Thursday 28 March 2019

Visit to TWI Ltd (The Welding Institute)

Post contributed by - Helen Snelling CLG Membership Secretary

On Wednesday 20th March 2019 a group of 10 of us set off after work from Cambridge to Granta Park to visit the library at TWI Ltd at the invitation of Alison Chew, a fellow CLG member.

The Library team at TWI (The Welding Institute) comprises six, soon to be seven members, a mix of both librarians and information scientists.  TWI has approximately 950 staff and just over half of them are engineers.  TWI – a non-profit company - has been based in Cambridgeshire since 1946, the first spin-out from the University and based originally in Abington Hall, where the sheds in the grounds were used for testing.
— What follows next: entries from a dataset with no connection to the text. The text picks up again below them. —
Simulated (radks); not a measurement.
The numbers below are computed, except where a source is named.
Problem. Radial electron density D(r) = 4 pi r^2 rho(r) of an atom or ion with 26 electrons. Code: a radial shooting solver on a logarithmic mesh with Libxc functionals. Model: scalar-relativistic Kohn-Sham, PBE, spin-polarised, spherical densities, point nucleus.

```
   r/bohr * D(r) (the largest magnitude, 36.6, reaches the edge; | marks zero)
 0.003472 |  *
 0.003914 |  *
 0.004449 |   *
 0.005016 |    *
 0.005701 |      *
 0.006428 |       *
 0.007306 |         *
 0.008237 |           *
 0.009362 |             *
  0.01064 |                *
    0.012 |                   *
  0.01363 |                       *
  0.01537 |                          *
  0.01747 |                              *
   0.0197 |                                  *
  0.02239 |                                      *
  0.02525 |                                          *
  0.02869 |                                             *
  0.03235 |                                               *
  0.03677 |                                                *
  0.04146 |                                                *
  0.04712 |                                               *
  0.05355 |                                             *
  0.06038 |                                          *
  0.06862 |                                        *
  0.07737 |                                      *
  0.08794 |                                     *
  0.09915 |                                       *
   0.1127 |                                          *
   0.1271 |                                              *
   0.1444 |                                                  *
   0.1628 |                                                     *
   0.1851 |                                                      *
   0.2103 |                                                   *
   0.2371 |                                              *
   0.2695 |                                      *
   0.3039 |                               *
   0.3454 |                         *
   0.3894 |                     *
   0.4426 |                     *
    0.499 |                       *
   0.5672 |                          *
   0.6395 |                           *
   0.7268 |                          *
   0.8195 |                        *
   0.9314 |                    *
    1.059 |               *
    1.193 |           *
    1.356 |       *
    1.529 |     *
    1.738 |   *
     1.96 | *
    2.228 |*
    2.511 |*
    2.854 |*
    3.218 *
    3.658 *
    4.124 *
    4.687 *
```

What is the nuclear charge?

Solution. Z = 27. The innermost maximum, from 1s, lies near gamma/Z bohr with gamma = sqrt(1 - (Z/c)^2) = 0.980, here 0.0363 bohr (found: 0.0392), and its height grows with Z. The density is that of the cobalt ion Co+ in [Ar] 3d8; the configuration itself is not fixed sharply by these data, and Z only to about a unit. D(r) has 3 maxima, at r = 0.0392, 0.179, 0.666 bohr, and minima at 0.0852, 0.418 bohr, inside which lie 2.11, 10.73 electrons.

Information Scientist Alison Chew and Paul Jones, Library Manager welcomed us to the library and gave us some insight into the work of the Institute and the role the library plays.  There has been a library at TWI for over 80 years, and 30% of TWI income comes from publicly funded work.  Standards take up two-thirds of the library budget with many written by TWI following testing processes.  The library also plays a large part in the current NSIRC programme supporting 530 Master and PhD students over 10 years, and there is a shared programme with other Innovation Centres and Universities exposing students to Technology Readiness Levels (TRLs).

We toured the Exhibition space, showing the huge variety of welding, which was quite a revelation. Apart from metal welding which is the first thing that springs to mind, we saw examples of the technologies used to weld composites to metals, such as electron beam Surfi-Sculpt.  This is a bit like metal Velcro and can be used for joining metal to composite, such as on a racing car.  Basically if something has a join in it, it will have been manufactured using a specific sort of weld, so we saw examples on of welds attaching metal to bone (in replacement hips), or fabric joins in a high-performance swimsuit!  We saw videos of lasers being used to cut things up at the end of life – such as decommissioning of nuclear plants, where a robotic laser arm can operate with a high power beam density, and little contaminating fumes.

We were also shown a timeline charting the history of TWI  in The Street  - which stretches the length of a wide corridor with room to expand, promoting a good deal of exhibition space envy amongst our visiting group!

Back in the library, Alison explained about Weldasearch the which has been going since 1960 and houses in excess of 240,000 records.  It is a unique and valuable resource, but very labour-intensive.  The database is externally hosted with librarians as editors and a team of external abstractors.  Weldasearch commands a high level of trust, with complete, accurate and unbiased results compared to online search engines, and the library maintains a thesaurus of keywords used in abstracting.
An important part of the library’s work is to understand what the enquirer is trying to achieve, and the search and source expertise of library staff is invaluable here.  Library staff try to capture the true value of information by asking questions such as “did this enable you to develop your proposal?” or “Did it lead to you getting funding for it?”  Every member of the library team supports an industry sector such as the power sector.  They do a lot of 1:1 information literacy training with staff and student groups, and go out to work in different sections of the building.  They are doing more information searches than ever, but don’t have the budget to purchase all the full-texts that exist.

There is a huge emphasis on copyright and intellectual property.  There is a publications policy to make sure that TWI retains the copyright on papers written whilst someone is working there.  All papers have to be validated through the library before presentations and there is no open access policy.

A huge thanks to Alison and Paul for making us so welcome and for hosting our visit. It was interesting to see the difference between a library such as this and a purely academic library, but also to see the way the commercial and academic combine and complement each other.

                                                         Alison Chew, information Scientist, TWI Ltd.